Case date: 12/02/2018

Court: Court of Appeal

Area/s of law: Defamation

Barrister/s: Manuel Barca QC


The case concerned defamatory comments made by the appellant, the respondent’s former wife, on Facebook in 2012 (the Comments). The Comments were made on a status update that the respondent’s partner had posted to her own Facebook wall (the Status Update). Both the Status Update and the Comments were visible to the Facebook friends of the respondent’s partner.

At first instance (see: [2016] EWHC 474 (QB)), the Judge found (at [37]) that the Comments had been published to the Facebook friends of the respondent’s partner; and that the Comments invited a defamatory inference to the effect of the Claimant’s pleaded case on meaning; namely:

…that the defendant was dangerous, at least to any woman with whom he lived or had lived, that he was a man who had tried to kill on one occasion, had been arrested for an offence involving firearms on another, and had given the police reason to believe that he had broken a non-molestation order made against him.

A One Brick Court case note on the first instance judgment can be found here.

Issues before the Court 

Did the Judge come to the correct conclusion on meaning?

Did the Judge err in his determination as to whether the appellant’s justification defence had been made out?

Did the Judge apply the correct legal test with regard to publication?


Issue: Meaning (1)

In the course of argument as to the meaning of the Comments, the Judge drew counsel’s attention to the two senses in which the word “strangle” was defined in the Oxford English Dictionary (OED): (1) “To kill by external compression of the throat”, and (2) “To constrict painfully (of the neck or throat)”. It was noted by Sharp LJ that the use of dictionaries does not form part of the process of determining the natural and ordinary meaning of words [17]; however, the Judge’s reference to the dictionary definition was understandable given how the arguments developed before him [19].

Sharp LJ noted that, notwithstanding the Judge’s reference to the OED, he was obviously well aware of the correct approach in law to the determination of meaning. The judge considered the reader would not have understood the appellant to be alleging that the respondent had tried to compress her neck since it was obvious she was alleging that he had compressed her neck (leaving handprints on it); what the reader would have understood from the words, was that the respondent had tried but failed to kill the appellant by compressing her neck; strangling her therefore in the first sense.  The Judge directed himself explicitly by reference to the well-established principles set out in Jeynes v News Magazines Limited [2008] EWCA Civ 130 (as qualified in Rufus v Elliott [2015] EWCA Civ 121); moreover, since he had merely used the dictionary definitions as a check and no more, his ultimate reasoning was sound: [17]-[19].

Issue: Meaning (2) 

The second issue on meaning arose in relation to the Judge’s determination that the overall effect of the Comments was that the respondent was a dangerous man.
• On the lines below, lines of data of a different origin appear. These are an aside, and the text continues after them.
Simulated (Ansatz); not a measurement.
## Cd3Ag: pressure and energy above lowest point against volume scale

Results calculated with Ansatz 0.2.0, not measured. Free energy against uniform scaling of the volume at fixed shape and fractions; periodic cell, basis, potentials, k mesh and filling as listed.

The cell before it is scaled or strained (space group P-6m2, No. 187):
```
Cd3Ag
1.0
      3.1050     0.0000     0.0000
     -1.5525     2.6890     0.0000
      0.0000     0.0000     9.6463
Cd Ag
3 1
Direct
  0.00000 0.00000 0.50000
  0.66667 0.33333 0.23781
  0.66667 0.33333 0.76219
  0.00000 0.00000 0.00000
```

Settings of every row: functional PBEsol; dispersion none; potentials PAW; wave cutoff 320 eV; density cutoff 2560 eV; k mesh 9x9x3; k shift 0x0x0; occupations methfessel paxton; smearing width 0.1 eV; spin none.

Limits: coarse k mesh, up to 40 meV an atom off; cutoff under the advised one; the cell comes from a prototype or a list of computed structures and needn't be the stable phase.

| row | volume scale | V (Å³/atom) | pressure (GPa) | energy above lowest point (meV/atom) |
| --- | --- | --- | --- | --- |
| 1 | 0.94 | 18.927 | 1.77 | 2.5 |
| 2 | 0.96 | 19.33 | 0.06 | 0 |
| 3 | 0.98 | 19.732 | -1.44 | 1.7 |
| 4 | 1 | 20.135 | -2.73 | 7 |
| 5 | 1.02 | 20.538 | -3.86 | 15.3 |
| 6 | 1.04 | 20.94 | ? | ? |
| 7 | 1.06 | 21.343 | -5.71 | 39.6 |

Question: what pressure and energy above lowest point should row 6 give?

It was argued on behalf of the appellant that it was not open to the Judge to detach ‘dangerousness’ from the ‘arrests’ to which that word was pleaded in the respondent’s pleaded meaning. In dealing with the appellant’s submission, Sharp LJ restated the principle that a judge is not bound to accept either parties’ pleaded meanings, save that a claimant cannot recover for a more injurious meaning than that of which he complains: Slim v Daily Telegraph [1968] 2 AC 157.

In any event, it was held that the Judge’s reference to dangerousness was not a freestanding meaning but merely an overall characterisation of the impression the Comments conveyed in light of the meanings they were found to bear [21].  In any event, the appellant’s complaint of unfairness in this regard was a hollow one. Since she had herself sought to justify as a freestanding meaning that the respondent was dangerous and disreputable, there was no basis for the suggestion that she would have run her case differently had the respondent complained of such a meaning [22]

Issue: Justification

Although not within the ambit of the grounds of appeal for which permission was given [7], it was also argued before the Court that, having regard to what the appellant had proved to be true in her defence of justification, under section 5 of the Defamation Act 1952 (in force at the time the Comments were published) the Judge should have found that the appellant’s defence of justification had been made out. Sharp LJ held that it had plainly been open to the Judge to find, as he did, that although the appellant had proved some justification for the words she used, the allegations levelled against the respondent were a significant and distorting overstatement of what had in fact occurred, and thus fell far short of establishing a successful defence of justification, by reference to section 5 or otherwise [25].

Issue: Publication

It was argued by the appellant that to found liability for publication, or republication (as was asserted to be the position here), there has to be a knowledge-based test, alternatively a negligence-based test, with the burden of proof on the claimant in order to rebalance the law more fairly in favour of defendants. The appellant’s submission was focused squarely on the obiter comments of Laws LJ (as he then was) in Terluk v Berezovsky [2011] EWCA Civ 1534, at [27]-[28].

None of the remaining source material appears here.